NYC to Commemorate International Holocaust Remembrance Day

NEW YORK -

International Holocaust Remembrance Day will be commemorated in New York City on Sunday, January 27th, and that week will be a citywide Holocaust Education Week, per a bill passed Thursday by the New York City Council.

The bill was sponsored by Councilman Chaim Deutsch of Brooklyn, himself the child of Holocaust survivors. Deutsch said the bill aims keep the memories of survivors alive and to teach children about the atrocities that occurred during the Holocaust, as hate crimes rise across the country.

“If we want to equip the next generation with the tools they need to build a peaceful future, then we need to educate them about the consequences of prejudice and mistreating others,” said Deutsch. “As it stands now, 66% of American millennials don’t know what Auschwitz was. Furthermore, 31% believe that 2 million or fewer Jews were killed during the Holocaust, and 45% could not even name one concentration camp. We are doing a disservice to our children if we do not ensure that they are taught about the six million Jews, including 1.5 million children, who were killed during the Holocaust.”

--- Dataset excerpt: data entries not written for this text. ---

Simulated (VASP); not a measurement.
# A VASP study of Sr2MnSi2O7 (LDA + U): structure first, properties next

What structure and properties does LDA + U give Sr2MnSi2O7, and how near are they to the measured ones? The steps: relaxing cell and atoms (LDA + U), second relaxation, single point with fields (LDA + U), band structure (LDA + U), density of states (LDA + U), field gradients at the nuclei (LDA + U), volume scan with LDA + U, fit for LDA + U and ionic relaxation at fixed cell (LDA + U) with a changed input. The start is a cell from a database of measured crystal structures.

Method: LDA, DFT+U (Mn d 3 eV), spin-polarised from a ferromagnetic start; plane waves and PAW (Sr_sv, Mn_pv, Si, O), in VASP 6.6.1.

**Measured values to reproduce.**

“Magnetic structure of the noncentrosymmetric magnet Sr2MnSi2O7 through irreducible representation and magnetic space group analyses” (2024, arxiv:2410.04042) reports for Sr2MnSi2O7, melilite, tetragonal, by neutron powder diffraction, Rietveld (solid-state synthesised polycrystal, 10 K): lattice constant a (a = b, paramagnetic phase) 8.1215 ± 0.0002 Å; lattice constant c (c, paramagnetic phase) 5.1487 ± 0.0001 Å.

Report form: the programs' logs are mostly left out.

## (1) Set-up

During Holocaust Education Week, Councilmembers will visit schools around the city, often with survivors, and speak to students about the Holocaust. Organizations such as Project Witness and the Museum of Jewish Heritage are conducting educational efforts throughout the week.

Mrs. Ruth Lichtenstein, publisher of Hamodia and director of Project Witness, said the Holocaust commemoration is “crucial for New York City, for adults and especially for the younger generation, who need to learn about what happened just 75 years ago, in order to prevent it from happening in the future.”

“Holocaust education is extremely important and its impact is immeasurable,” said Alexander Rapaport, Executive Director of Masbia Soup Kitchen Network. “My first-hand informal Holocaust education was listening to countless stories of my grandmother risking herself every day in the concentration camps to find food that she could share with all the other prisoners. Looking back, it must have had a profound impact on me, as I ended up co-founding an organization that serves millions of emergency meals a year to needy New Yorkers.”